C Program for Longest Palindromic Subsequence | DP-12

Last Updated : 28 Jun, 2022

Given a sequence, find the length of the longest palindromic subsequence in it.

longest-palindromic-subsequence

As another example, if the given sequence is “BBABCBCAB”, then the output should be 7 as “BABCBAB” is the longest palindromic subsequence in it. “BBBBB” and “BBCBB” are also palindromic subsequences of the given sequence, but not the longest ones.

1) Optimal Substructure:
Let X[0..n-1] be the input sequence of length n and L(0, n-1) be the length of the longest palindromic subsequence of X[0..n-1].
If last and first characters of X are same, then L(0, n-1) = L(1, n-2) + 2.
Else L(0, n-1) = MAX (L(1, n-1), L(0, n-2)).

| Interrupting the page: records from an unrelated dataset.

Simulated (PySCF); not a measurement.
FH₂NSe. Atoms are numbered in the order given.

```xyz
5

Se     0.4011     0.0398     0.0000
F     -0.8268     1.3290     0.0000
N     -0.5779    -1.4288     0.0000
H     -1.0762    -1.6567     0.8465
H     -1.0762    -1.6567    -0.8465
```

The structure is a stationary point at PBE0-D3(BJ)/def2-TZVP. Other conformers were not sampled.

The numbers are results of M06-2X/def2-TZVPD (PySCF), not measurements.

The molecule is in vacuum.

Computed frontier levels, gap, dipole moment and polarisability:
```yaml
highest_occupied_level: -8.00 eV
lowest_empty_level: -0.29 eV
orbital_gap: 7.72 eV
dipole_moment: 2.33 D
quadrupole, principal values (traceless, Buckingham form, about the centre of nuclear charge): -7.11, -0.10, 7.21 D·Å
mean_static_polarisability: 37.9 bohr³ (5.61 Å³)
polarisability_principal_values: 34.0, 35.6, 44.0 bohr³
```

Following is a general recursive solution with all cases handled.

C

// C program of above approach
#include <stdio.h>
#include <string.h>
 
// A utility function to get max of two integers
int max(int x, int y) { return (x > y) ? x : y; }
 
// Returns the length of the longest palindromic subsequence in seq
int lps(char* seq, int i, int j)
{
    // Base Case 1: If there is only 1 character
    if (i == j)
        return 1;
 
    // Base Case 2: If there are only 2 characters and both are same
    if (seq[i] == seq[j] && i + 1 == j)
        return 2;
 
    // If the first and last characters match
    if (seq[i] == seq[j])
        return lps(seq, i + 1, j - 1) + 2;
 
    // If the first and last characters do not match
    return max(lps(seq, i, j - 1), lps(seq, i + 1, j));
}
 
/* Driver program to test above functions */
int main()
{
    char seq[] = "GEEKSFORGEEKS";
    int n = strlen(seq);
    printf("The length of the LPS is %d", lps(seq, 0, n - 1));
    getchar();
    return 0;
}

Output:

The length of the LPS is 5

Dynamic Programming Solution

C

// A Dynamic Programming based C program for LPS problem
// Returns the length of the longest palindromic subsequence in seq
#include <stdio.h>
#include <string.h>
 
// A utility function to get max of two integers
int max(int x, int y) { return (x > y) ? x : y; }
 
// Returns the length of the longest palindromic subsequence in seq
int lps(char* str)
{
    int n = strlen(str);
    int i, j, cl;
    int L[n][n]; // Create a table to store results of subproblems
 
    // Strings of length 1 are palindrome of length 1
    for (i = 0; i < n; i++)
        L[i][i] = 1;
 
    // Build the table. Note that the lower diagonal values of table are
    // useless and not filled in the process. The values are filled in a
    // manner similar to Matrix Chain Multiplication DP solution (See
    // https:// www.geeksforgeeks.org/matrix-chain-multiplication-dp-8/). cl is length of
    // substring
    for (cl = 2; cl <= n; cl++) {
        for (i = 0; i < n - cl + 1; i++) {
            j = i + cl - 1;
            if (str[i] == str[j] && cl == 2)
                L[i][j] = 2;
            else if (str[i] == str[j])
                L[i][j] = L[i + 1][j - 1] + 2;
            else
                L[i][j] = max(L[i][j - 1], L[i + 1][j]);
        }
    }
 
    return L[0][n - 1];
}
 
/* Driver program to test above functions */
int main()
{
    char seq[] = "GEEKS FOR GEEKS";
    int n = strlen(seq);
    printf("The length of the LPS is %d", lps(seq));
    getchar();
    return 0;
}